Sheffield Centre for Japanese Studies/Routledge Series, 45. London; New York: Routledge, 2012. xiv, 212 pp. US$135.00, cloth. ISBN 978-0-415-46336-2.
Japanese security policy has been a subject of heated debates between constructivists and realists. Constructivists, on the one hand, argue that Japan has not developed full-fledged military capabilities despite its economic and technological potentials because it has been constrained by so-called antimilitarism, the political culture shaped by Japan’s disastrous experiences before and during World War II (WWII). Realists claim, on the other hand, that Japanese security policy is well within the explanatory scope of realism and offers different types of realist explanations. Bhubhindar Singh joins this ongoing debate from the constructivist side, but offers a view uniquely different from others in this camp.
Singh puts forward two main arguments, the combination of which makes this book unique from others. First, he differs from other constructivists, who tend to detect continuity in Japanese security policy, by claiming that the changes in Japan’s security policy are real (22-32). Second, he argues that this policy shift has resulted not from changes in Japan’s external security environments, as realists claim, but from the change in Japan’s security identity. In his view, Japan’s security identity has transformed from a peace state to an international state (2-5, 41-74).

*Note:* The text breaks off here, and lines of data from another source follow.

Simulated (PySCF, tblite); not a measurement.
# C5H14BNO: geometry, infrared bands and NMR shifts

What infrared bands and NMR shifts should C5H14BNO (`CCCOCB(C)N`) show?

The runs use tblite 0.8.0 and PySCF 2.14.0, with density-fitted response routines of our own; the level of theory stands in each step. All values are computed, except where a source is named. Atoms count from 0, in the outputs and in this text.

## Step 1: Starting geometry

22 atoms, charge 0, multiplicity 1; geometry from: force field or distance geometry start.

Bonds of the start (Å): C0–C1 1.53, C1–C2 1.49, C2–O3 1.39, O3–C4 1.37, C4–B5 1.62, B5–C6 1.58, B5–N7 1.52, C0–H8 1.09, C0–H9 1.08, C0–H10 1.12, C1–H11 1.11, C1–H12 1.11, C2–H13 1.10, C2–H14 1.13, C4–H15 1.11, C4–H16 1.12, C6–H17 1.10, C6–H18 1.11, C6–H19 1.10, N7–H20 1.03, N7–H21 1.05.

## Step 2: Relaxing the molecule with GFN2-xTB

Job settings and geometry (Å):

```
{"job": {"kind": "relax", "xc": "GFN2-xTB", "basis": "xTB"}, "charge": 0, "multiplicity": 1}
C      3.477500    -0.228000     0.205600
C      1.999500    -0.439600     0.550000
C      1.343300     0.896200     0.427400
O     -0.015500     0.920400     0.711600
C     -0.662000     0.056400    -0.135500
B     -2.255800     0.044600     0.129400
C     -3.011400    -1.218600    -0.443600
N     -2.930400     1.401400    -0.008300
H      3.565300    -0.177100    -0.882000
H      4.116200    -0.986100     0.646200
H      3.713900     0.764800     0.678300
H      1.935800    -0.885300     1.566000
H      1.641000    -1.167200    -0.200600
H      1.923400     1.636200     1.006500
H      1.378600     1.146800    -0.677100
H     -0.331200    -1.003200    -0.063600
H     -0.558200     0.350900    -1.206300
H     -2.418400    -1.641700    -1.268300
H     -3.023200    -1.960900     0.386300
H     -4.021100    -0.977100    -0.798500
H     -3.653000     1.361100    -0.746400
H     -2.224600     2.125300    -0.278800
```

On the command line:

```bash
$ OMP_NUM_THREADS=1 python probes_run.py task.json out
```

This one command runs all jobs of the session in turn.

Singh defines security identity as the collective image of Japan held or proposed by the security-policy-making elite in the area of security policy (42). He defends this elitist definition by arguing that the identity construction process is largely controlled by the security policy elite (43). He then elaborates on Japan’s identify shift. While his concept of a peace-state identity is heavily derived from the previous constructivist works that emphasize the historical legacy of WWII, the Japanese Constitution, and the so-called Yoshida Doctrine, his concept of international-state identity may require some explanations. According to him, the origin of the international-state identity dates back to the late 1970s, when Japan’s role in the world became increasingly contested due to its increased economic power, and its consolidation process has accelerated in the post-Cold War period (58-61). This international-state identity centres upon Japan’s role as a responsible stakeholder that participates militarily as well as non-militarily in international peacekeeping and disaster relief operations but that does not use force in conventional warfare. This identity transformation is reflected in the three aspects of Japan’s security policy: Japan’s conception of national security, the degree of its involvement in regional and global security, and Japan’s security policymaking regime (69-72). The empirical chapters (chapters 4 to 6) elaborate on the changes in these areas respectively.
While making a unique argument, the book suffers from several shortcomings. First, the elitist conception of security identity seems inadequate to capture what constructivists and other international relations theorists usually regard as a collective identity. Identity formation is not a one-way process from the elite down to the mass. Singh’s definition does not capture the other important pathway through which ordinary citizens exert pressure over the elite due to their shared image of Japan’s identity. Second, Singh’s conception of security identity is too inclusive to be useful. This inclusiveness allows him to refer to North Korea’s first nuclear crisis in 1994 and its 1998 Taepodong missile launch as the turning point of Japan’s conception of national security (85-86, 93-95). The author is right to point out that both material and non-material factors contribute to identity formation (42). If the aforementioned factors are significant contributing factors to Japan’s identity change, however, the margin that is left to explain by cultural and normative factors seems rather thin. Third, Singh’s empirical analyses seem more of subjective narratives rather than systemic hypotheses testing or causal (or constitutive) explanations. For instance, Singh elaborates on how Japan’s security policy institutions have changed, but does not pay sufficient attention to why such changes have occurred in the post-Cold War period but not earlier. This may be explained by the change in the normative context in Japan, as the author implies, but it may also be linked to the changes in external security environments.
But the most controversial aspect of this book, and the reason why I believe that this book may be criticized more severely by constructivists than by realists, is the author’s claim of Japan’s identity shift. This claim reminds readers of a fundamental and largely unanswered question for constructivism. That is, how and when can one know a state’s collective identity has changed, independent of its behaviour? After all, other constructivists find continuity where this author finds change, and readers are left unsure of which claim is more valid.
This book’s greatest contribution is the uniqueness of its claim for Japan’s identity change, but this is its most vulnerable point as well.